Dobwalls pensioner killer Alec Pearn dies in car crash
A man who killed a Dobwalls pensioner following a row at a bus stop in 2008 was killed in a car accident shortly after his release from prison.
Alec Pearn was sentenced to six years in jail in August 2009 for the manslaughter of 66-year-old retired plumber Peter Seaman.
In September 2012, just months after he had been released, Alec, aged 24, was killed when the car his girlfriend was driving collided with a tree at 70mph.
Yesterday Exeter Crown court heard that his girlfriend, Laura Hauerslev, had lost control of the vehicle as the couple wrestled over the radio controls during a petty argument.
They had been quarrelling about the music on the car radio and with him turning it up and her turning it down. She took her eyes off the road as she did so and crashed into the tree, the court was told.
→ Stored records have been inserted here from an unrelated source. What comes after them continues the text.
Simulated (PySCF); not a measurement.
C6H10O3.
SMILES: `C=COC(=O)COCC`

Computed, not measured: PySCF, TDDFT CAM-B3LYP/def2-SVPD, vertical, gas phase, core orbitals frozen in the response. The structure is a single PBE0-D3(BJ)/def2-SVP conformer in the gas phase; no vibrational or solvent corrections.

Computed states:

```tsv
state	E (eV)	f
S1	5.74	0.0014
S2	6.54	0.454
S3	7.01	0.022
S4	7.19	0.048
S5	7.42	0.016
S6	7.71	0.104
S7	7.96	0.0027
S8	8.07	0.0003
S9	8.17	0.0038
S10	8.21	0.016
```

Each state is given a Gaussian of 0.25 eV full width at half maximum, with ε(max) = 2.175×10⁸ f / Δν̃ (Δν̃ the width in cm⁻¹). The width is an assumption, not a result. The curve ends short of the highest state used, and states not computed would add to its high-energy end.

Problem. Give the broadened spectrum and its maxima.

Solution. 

Alec grabbed the steering wheel in a final bid to keep the car on the road but it ran over a kerb, and took off as it ran up a small slope. It rolled and hit the tree roof first.
Hauerslev, aged 22, avoided a jail term when the judge was told that Mr Pearn’s family are not seeking revenge and do not want her to go to prison.
The judge praised the courage of passer-by Michael Cazaly, who risked his own life to comfort Hauerslev for two hours despite being covered in petrol and at risk of the wreckage falling onto him.
Hauerslev, of Middle Park Cottage, Broadwoodwidger, near Lifton, admitted causing death by careless driving and was ordered to do 240 hours unpaid community work and receive supervision as part of a 12-month community order.
She sobbed in the dock as Judge Francis Gilbert, QC, told her: “You were going over the speed limit by your own admission and arguing with your boyfriend, which seems to have distracted you from driving.
“You admit you took your eyes off the road and lost control of the car and we know what happened thereafter. I treat this as a tragic accident caused by a momentary loss of attention.
“It led to an over-correction by you and in the circumstances I do not believe the speed had anything to do with the accident other than exaggerating the consequences.
“I have regard to the fact that the deceased was a good friend of yours and you may have been distracted by what he did.
“I am grateful to the deceased’s parents and family for indicating that they do not want you to go to prison.”
“I commend Mr Michael Cazaly and his courage in going under the car at one point and attempting to help and putting himself in very considerable risk of injury. He did very well.”
Peter Coombe, prosecuting, said the couple had been together for a few months and by the time of his death Alec was spending much of his time at her home.
On the day of the accident they returned from a weekend away in Cornwall and had been to see his parents in West Devon before heading back to her home.
Mr Coombe said Alec’s mother Mandy was aware there had been an argument between them and saw Hauerslev waiting for him in her car before they left.
Mr Coombe said Mr Cazaly saw them closing on him on the old A30 road before looking back and seeing a cloud of dust and returning to help them.
He realised Alec was dead but lied to Hauerslev to try to keep her calm as he gave her first aid and remained by her side even when the emergency services arrived.
Mr Coombe said: “The defendant was shouting for help and asking him to get her out. She told him ‘it was the most silly thing, an argument about which radio station to listen to, that was what caused the accident’.
“His actions were very selfless and brave and at one point he was soaked in petrol. He spent two hours comforting and looking after her.
“When paramedics arrived she kept saying ‘I’ve killed him, I’ve killed him, he is dead’. She was very distressed about what had happened.
“She told police in the car they argued about the radio and he kept turning it up. She asked him to stop but he didn’t and she took her eyes off the road to turn it down.
“It happened again and when she looked up she saw the car going towards the kerb and out of control. She said he grabbed the wheel but they crashed.”
Lee Bremridge, defending, said: “The events of that Sunday afternoon will live with Hauerslev for the rest of her life. She is deeply sorry and wants to apologise to Alec’s family for what happened and the loss of their son.”